China's economy grew by 6.1% in 2019, the lowest annual growth rate for 29 years, the National Bureau of Statistics said on Friday.
The gross domestic product (GDP) figure came in a year in which the Chinese economy was hammered by US tariffs as a result of the trade war.
The new data comes a day after China and the United States signed an initial trade deal on Wednesday, marking something of a ceasefire in the trade dispute between the world's two largest economies.
However, despite falling to a new low since 1990, when political turmoil drove economic growth down to 3.9%, the 6.1% rate met the target range of between 6.0% and 6.5% set by the central government at the beginning of last year, but was below the market expectation of 6.2%.
The growth rate was in line with forecasts from the International Monetary Fund and the World Bank for China's economic growth for 2019.
While policymakers in Beijing may be relieved to have kept the official growth rate above the psychologically important 6.0% mark, more challenges await in 2020.
The trade deal will take some of the pressure off, with China set to launch a huge purchasing program that will drive up its imports from the US, but structural problems remain.
Furthermore, many are doubtful about the prospects of the deal holding.
"The phase one deal is only an interim agreement between China and the US. In fact, to push for negotiation in the next stage, the US will keep existing tariffs on imports from China unless the two countries manage to reach a phase two deal," said Alicia Garcia Herrero, chief Asia-Pacific economist at Natixis, a corporate and investment bank.
"In the bilateral evaluation and dispute resolution chapter, the agreement also makes it clear that, if the concerns cannot be resolved, the two parties hold the right to suspend an obligation, adopt a remedial measure, or in the worst case, withdraw from the agreement."
Chinese policymakers used tax cuts and monetary stimulus to step up efforts to curb a prolonged economic downturn last year.

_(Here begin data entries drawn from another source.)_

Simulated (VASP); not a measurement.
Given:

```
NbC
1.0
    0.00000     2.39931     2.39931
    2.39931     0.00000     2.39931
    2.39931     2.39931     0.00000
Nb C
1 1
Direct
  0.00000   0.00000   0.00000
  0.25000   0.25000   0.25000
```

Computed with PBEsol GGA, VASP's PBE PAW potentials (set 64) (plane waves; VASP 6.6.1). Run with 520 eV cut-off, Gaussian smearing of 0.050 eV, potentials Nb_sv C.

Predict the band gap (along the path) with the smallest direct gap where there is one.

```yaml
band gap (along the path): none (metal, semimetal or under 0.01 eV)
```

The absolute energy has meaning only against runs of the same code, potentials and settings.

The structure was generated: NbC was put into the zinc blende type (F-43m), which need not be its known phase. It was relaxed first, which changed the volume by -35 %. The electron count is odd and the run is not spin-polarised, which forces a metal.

However, the phase one deal led central bank officials to tell a press conference in Beijing on Thursday that its monetary policy would remain "prudent" through this year.
"We expect Beijing to introduce more easing measures and stimulus in coming months, but the scale of the stimulus package will likely be much smaller than those in previous easing cycles. We believe quarterly GDP growth of below 6.0% is inevitable in coming quarters," wrote Nomura analysts in a note.
However, at a press conference in Beijing on Friday morning, Ning Jizhe, an NBS spokesman, focused on the fact that China's per capita income rose above $10,000 last year for the first time in history, claiming that "China's pace of progress is unstoppable."